Sheryl Crow Hosts a Wide Range of Collaborators on the Star-Studded ‘Threads’

Sheryl Crow has enjoyed a quietly consistent third decade as a singer-songwriter, earning a Top Ten for her 2013 country debut Feels Like Home and a flurry of critical acclaim for her most recent effort, 2017’s aptly-titled Be Myself.
Threads, a sprawling, star-studded seventeen song album featuring everyone from Chuck D to Vince Gill, serves, then, as a victory lap of sorts. Crow has even said it will be her last full-length record. At its best, Crow’s recent work highlights the way the 57 year-old singer can draw out energy and excitement in both herself and the vocalists who accompany her. Indeed, many of the most successful moments here come in the form of old-fashioned duet ballads, from the piano-pop elegance of “Don’t,” her collab with folk-pop act Lucius, to the fragile confessionals with Willie Nelson (“Lonely Alone”) and Emmylou Harris (“Nobody’s Perfect” ). Songs like “Tell Me When It’s Over” and “Prive You Wrong,” meanwhile, show how Crow’s knack for writing roots-based pop-rock has only deepened over time.

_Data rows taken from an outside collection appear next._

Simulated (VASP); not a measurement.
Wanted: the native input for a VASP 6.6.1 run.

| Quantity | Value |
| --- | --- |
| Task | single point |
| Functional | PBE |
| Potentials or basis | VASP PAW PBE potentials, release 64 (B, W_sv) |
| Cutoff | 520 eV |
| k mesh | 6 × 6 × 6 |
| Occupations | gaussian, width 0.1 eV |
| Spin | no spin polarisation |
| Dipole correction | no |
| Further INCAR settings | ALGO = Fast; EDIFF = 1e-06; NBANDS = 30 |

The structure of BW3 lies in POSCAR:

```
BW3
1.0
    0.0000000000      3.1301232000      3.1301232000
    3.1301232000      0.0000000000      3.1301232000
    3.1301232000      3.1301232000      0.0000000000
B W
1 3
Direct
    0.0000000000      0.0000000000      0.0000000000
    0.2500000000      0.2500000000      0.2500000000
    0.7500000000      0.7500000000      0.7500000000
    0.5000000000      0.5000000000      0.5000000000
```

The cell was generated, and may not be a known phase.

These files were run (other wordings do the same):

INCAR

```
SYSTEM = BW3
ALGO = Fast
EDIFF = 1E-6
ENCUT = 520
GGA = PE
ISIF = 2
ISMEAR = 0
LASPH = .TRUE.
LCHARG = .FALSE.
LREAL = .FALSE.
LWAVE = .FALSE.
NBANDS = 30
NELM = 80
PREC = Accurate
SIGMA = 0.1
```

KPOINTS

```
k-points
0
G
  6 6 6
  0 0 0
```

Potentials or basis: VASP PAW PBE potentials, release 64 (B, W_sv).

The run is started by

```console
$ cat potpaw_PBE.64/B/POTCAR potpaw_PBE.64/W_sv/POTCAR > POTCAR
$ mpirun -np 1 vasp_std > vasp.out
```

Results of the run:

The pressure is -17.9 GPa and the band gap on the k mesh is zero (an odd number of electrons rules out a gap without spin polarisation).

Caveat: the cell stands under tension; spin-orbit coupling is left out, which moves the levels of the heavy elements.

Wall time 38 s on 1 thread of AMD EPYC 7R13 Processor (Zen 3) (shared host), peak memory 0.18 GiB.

Crow is in the midst of a much-deserved critical renaissance, as indicated by the league of new artists like Maggie Rogers and Phoebe Bridgers who cover her music as well as the cadre of young songwriters (Maren Morris, St. Vincent) who appear on this generation-spanning collection. But too often does Crow treads into the type of anodyne Grammy Awards tribute-channeling collaboration that have plagued the singer’s mid-career. Originals like “Still The Good Old Days” (ft. Joe Walsh) and “Story of Everything” (ft. Andra Day, Gary Clark, and Chuck D) devolve into blues-lite riffing, while star-studded covers of George Harrison’s “Beware of Darkness” (Sting, Brandi Carlile) and Dylan’s “Everything Is Broken” (Jason Isbell) simply fall flat.
The special-guests duets record is a famously fraught exercise, one that’s almost predestined to be bogged down by its own attention-grabbing premise. Threads hardly escapes that predicament, but it’s filled with enough solid songcraft to make one hope that Crow isn’t, in fact, truly done with record making for good.